Are we there yet?
Jason mentioned something about no one posting on the blog last week. It’s something I thought about. As much as I wanted to post something last week, I didn’t. The last couple weeks have been exhausting. It’s amazing how sometimes exhausting yourself physically can be emotionally and mentally refreshing, but being mentally or emotionally exhausting can take a toll on you physically. I have been presented with new challenges at home, work, and in ministry. It came to a head Tuesday as I was preparing my lesson for our Wednesday night college and career group meeting. I reached out to a few friends for prayer. One offered to fill in for me on Wednesday. As tempting as it was, I needed to use it as a stretching and learning time for me. I have been reminded several times in the last few days of one of my favorite verses.
2 Corinthians 12:9
But he said to me, “My grace is sufficient for you, for my power is made perfect in weakness.” Therefore I will boast all the more gladly of my weaknesses, so that the power of Christ may rest upon me.
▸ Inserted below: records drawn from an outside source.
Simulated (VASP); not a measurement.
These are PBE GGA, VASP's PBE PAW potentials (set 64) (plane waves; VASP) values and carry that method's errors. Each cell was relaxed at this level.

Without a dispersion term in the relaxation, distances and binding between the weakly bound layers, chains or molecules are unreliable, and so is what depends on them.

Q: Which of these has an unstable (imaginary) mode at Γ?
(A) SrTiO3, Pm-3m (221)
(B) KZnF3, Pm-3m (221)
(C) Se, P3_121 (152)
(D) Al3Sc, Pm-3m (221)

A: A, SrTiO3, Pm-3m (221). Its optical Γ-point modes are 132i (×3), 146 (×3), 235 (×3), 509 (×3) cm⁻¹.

I read that and I have to stop and pray. I know three things. I need a little perspective. As tough as things are, things are tougher for a lot of people. As big as I think the mountain that I am climbing is, my God is bigger. I also know that He won’t give me anything I can’t handle with His help.
I stopped, prayed, and dug in. Studying God’s word and focusing on one thing at a time helped me to dig out of the ditch that I was in. As exhausted as I feel today, I know that God is in control. He is giving me rest tonight so that I can be at full strength tomorrow. At full strength because He is my strength. When I am weak or exhausted, He lifts me up.
Thank you God for being bigger than the challenges that I face.
On a very bright side note…
Congrats to my sister and brother-in-law on the birth of their daughter, Adele Autumn Weinecke.